FRENCH PROVERBIAL SAYINGS.[[48]]

There is, in the French language, one peculiarity amongst others which only becomes perceptible to foreigners after a somewhat lengthened residence in France—namely, the frequent use of proverbial expressions of which the original meaning, as far as the speaker is concerned, is utterly lost.

For instance, a person grandly dressed out is said to be sur son trente et un; an old piece of furniture or of attire is vieux comme Hérode; again, il ne se foule pas la ratte means “he takes things easily”; prendre les jambes au cou is to go as fast as possible; and a person who speaks French badly is said to parler Français comme une vache Espagnole.

When the English-speaking races use expressions of this kind, there is in them almost always some recognized allusion, quotation, or, it may be, a quaint adaptation of the words of some well-known author, ancient or modern, or they point to some fact or tradition or popular notion. In French familiar conversation, however, there are numberless proverbial and popular sayings still in common use the sense of which has been lost for centuries. Comparatively few amongst those who use them know that they are expressions borrowed, it may be, from certain customs or from history or from literature; but usually the trace is lost, the connection broken, and the reason of their existence forgotten.

These proverbial expressions have, for the most part, been recently collected, and as far as possible accounted for, and their source and history, where not discovered, at least suggested, in an ingenious volume by M. Charles Rozan, in which he gives also certain popular words usually qualified as vulgar, but “whose fundamental meaning it is all the more acceptable to learn, from the fact of their not being yet admitted into the official dictionaries; since,” he adds, “it is intruders more especially whom we would question as to who they are, whence they come, and what they have done.”
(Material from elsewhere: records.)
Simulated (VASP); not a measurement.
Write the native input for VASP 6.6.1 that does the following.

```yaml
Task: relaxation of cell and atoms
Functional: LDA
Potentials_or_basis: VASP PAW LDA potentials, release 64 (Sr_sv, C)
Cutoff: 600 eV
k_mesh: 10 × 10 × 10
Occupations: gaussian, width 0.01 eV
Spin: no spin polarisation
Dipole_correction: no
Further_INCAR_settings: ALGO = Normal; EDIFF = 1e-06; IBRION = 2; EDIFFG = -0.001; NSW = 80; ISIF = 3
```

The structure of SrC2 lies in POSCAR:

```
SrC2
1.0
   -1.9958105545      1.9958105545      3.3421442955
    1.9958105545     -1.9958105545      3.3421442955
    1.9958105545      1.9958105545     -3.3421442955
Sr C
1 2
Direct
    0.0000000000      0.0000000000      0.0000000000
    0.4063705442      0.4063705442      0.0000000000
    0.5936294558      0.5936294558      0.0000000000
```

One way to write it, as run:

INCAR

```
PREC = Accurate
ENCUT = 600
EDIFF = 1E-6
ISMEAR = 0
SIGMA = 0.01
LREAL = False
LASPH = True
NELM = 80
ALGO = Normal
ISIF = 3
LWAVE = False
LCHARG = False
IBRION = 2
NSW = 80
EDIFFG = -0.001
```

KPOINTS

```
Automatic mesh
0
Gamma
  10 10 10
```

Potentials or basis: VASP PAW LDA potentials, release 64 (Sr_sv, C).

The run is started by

In the present notice we have chiefly selected examples having a local, historical, or in some way characteristic interest, and, with one or two exceptions, we have left aside those taken from the drama, besides the numerous sayings, not by any means peculiar to France alone, which relate to classical antiquity, and which any one possessing a very moderate knowledge of ancient history and literature would at once understand.

Je m’en moque comme de l’an quarante is a saying which dates from the beginning of the eleventh century. There was at that period an extensive belief that the end of the world was at hand, and that the thousand years and more supposed to have been assigned by our Lord as the duration of his church on earth, and of society in general, were to expire in the year 40 of that century. Sinners were converted in crowds; many talked of turning hermit; but, once this redoubtable epoch was over, men changed their tone, and from that time to this the expression used in speaking of a thing which need inspire no alarm is: “I care no more for it than for the year forty!”

La beauté du Diable we should naturally suppose meant an appalling ugliness. It means nothing of the kind, but, on the contrary, that exceeding prettiness frequently noticeable in young girls between the ages of fourteen and nineteen, or thereabouts, which then passes away. This, the freshness of youthful beauty, seems to derive its name from the old proverb, The devil was handsome when he was young—namely, while he was yet an unfallen angel.

Ladies somewhat advanced in the debatable ground of life’s pilgrimage, when youth has made way for the nameless years of “a certain age,” are said to coiffer Sainte Catherine.

It was formerly the custom in France, as it still is in Spain and some parts of Italy, on particular festivals, to array in festal garments and headgear the statues of the saints. St. Catherine being the patroness of virgins, the care of her adornment was always entrusted to young girls. This charge, however agreeable and honorable at sixteen, might, nevertheless, not be desirable in perpetuity, and thus it came to be said of any middle-aged maiden: “She stays to coiffer St. Catherine.”